Working with Unicode

Tip 246 Printable Monobook Previous Next

created 2002 · complexity basic · author Tony Mechelynck · version 6.0

What to do

One thing you should always do first is check the help.

The following is an example. Modify it to suit your work environment.

if has("multi_byte")
  if &termencoding == ""
    let &termencoding = &encoding
  endif
  set encoding=utf-8
  setglobal fileencoding=utf-8
  "setglobal bomb
  set fileencodings=ucs-bom,utf-8,latin1
endif

What the above does

has("multi_byte") checks if you have the right options compiled-in. If you haven't got what it takes, it's no use trying to use Unicode.

'termencoding' defines how your keyboard encodes what you type. Here we save the value corresponding to your locale before changing 'encoding' (see below).

'encoding' sets how vim shall represent characters internally. Utf-8 is necessary for most flavors of Unicode.

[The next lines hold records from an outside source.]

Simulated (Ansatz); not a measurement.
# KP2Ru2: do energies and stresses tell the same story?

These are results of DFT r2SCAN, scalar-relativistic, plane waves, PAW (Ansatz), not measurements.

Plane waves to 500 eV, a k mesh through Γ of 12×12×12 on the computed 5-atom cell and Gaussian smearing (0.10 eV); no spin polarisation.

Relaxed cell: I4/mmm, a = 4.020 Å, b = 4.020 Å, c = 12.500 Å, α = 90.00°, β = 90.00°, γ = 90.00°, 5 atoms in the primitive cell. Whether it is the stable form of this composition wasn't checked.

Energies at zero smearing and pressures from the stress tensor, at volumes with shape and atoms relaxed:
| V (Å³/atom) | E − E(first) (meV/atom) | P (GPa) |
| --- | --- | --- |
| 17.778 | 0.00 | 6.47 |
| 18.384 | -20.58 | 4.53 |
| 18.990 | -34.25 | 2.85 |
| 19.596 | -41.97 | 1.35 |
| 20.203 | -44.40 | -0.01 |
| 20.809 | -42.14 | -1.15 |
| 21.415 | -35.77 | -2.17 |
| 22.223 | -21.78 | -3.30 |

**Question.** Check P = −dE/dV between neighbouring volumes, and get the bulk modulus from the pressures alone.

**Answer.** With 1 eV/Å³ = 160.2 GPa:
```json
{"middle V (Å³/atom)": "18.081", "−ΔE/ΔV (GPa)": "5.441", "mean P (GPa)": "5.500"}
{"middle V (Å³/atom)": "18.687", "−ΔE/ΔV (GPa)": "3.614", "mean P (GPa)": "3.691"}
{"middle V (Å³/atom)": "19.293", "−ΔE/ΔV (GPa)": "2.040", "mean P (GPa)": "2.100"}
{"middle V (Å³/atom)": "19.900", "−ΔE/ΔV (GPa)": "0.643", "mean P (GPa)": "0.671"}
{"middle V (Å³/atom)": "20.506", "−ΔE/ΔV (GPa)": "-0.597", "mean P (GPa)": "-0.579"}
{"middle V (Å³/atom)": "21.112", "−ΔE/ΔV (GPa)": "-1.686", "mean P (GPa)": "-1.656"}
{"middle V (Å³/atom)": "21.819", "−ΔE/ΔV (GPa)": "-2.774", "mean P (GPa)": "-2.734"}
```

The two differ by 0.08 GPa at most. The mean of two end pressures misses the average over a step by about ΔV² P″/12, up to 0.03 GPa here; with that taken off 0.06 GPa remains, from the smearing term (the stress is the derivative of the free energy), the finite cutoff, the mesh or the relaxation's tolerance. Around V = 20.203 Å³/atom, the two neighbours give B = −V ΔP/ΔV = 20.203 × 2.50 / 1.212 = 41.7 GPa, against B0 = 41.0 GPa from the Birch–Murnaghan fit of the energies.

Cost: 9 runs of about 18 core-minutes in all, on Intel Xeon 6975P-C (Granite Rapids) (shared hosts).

'fileencoding' sets the encoding for a particular file (local to buffer); :setglobal sets the default value. An empty value can also be used: it defaults to same as 'encoding'. Or you may want to set one of the ucs encodings, It might make the same disk file bigger or smaller depending on your particular mix of characters. Also, IIUC, utf-8 is always big-endian (high bit first) while ucs can be big-endian or little-endian, so if you use it, you will probably need to set 'bomb" (see below).

'bomb' (boolean): if set, vim will put a "byte order mark" (or BOM for short) at the start of Unicode files. This option is irrelevant for non-Unicode files (iso-8859, etc.). This BOM is the codepoint U+FEFF, which is represented on disk as follows:
- UTF-8: EF BB BF
- UTF-16be: FE FF
- UTF-16le: FF FE
- UTF-32be: 00 00 FE FF
- UTF-32le: FF FE 00 00

That is, the BOM allows an easy determination of which Unicode encoding and which endianness are being used (assuming that a file in UTF-16le won't start with a NULL).

In the above example, 'set bomb' is commented out because it can cause problems if your encoding is utf-8, and is not really necessary. From the Wikipedia BOM page:

"While Unicode standard allows BOM in UTF-8, it does not require or recommend it. Byte order has no meaning in UTF-8 so a BOM only serves to identify a text stream or file as UTF-8 or that it was converted from another format that has a BOM."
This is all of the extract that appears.